This course serves the dual purpose of introducing students to key issues and themes arising out of the history of Japanese science fiction and providing a space to critically engage with the imbrication of science fiction with empire. It is premised on the understanding that the inter-textually circulated motifs, images, and narratives of science fiction form a coherent and historically situated discourse indebted to the language and logic of colonialism. In light of the fact that, on the one hand, Japan has become a fetishized site in Anglo-American texts such that "Japan" itself is often imagined as signifying a science fictional space as such, and on the other hand, the emergence of the SF genre in Japan in the first half of the twentieth century is intertwined with the ideological deployments of science and discourses of "civilization" embedded in the nation's historical position as the only non-Western colonial empire, this course will take up "Japan" as a specific locus of analysis from which standpoint we will track the overlaps and interactions between the emergence and subsequent development of the genre of science fiction and the histories of empire.

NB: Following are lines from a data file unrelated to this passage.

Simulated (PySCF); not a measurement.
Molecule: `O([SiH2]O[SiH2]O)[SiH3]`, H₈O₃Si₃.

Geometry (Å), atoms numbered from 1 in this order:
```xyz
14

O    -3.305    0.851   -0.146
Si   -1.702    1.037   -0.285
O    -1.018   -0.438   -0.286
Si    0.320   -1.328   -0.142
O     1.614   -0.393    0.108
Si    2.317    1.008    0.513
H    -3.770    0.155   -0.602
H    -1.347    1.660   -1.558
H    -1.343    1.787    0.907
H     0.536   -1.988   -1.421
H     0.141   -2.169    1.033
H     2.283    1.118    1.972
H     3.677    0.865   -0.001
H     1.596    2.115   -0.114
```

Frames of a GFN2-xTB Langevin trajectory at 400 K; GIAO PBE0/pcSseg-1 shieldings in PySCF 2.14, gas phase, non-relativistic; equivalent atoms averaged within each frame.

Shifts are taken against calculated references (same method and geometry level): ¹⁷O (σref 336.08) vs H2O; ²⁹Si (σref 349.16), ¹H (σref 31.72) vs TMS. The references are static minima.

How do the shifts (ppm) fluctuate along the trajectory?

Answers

Through the course of the term, we will examine a range of texts (literature, film, and animation) from the history of science fiction in Japan. Our goal will be to highlight the formative effects of colonial histories on our understanding of the history of the genre and how particular science-fictional tropes and themes - from future war stories, to time travel narratives, to representations of post-human bodies, and others - work to produce our collective imaginations of the future. By the end of the semester, students are expected to have both gained a familiarity with key themes and issues that permeate the science-fictional stories coming out of Japan, as well as developed a sense of the larger stakes of science-fictionality as a site of critical thought and practice.
As all the texts will be made available in English translation, no prior Japanese language proficiency is required.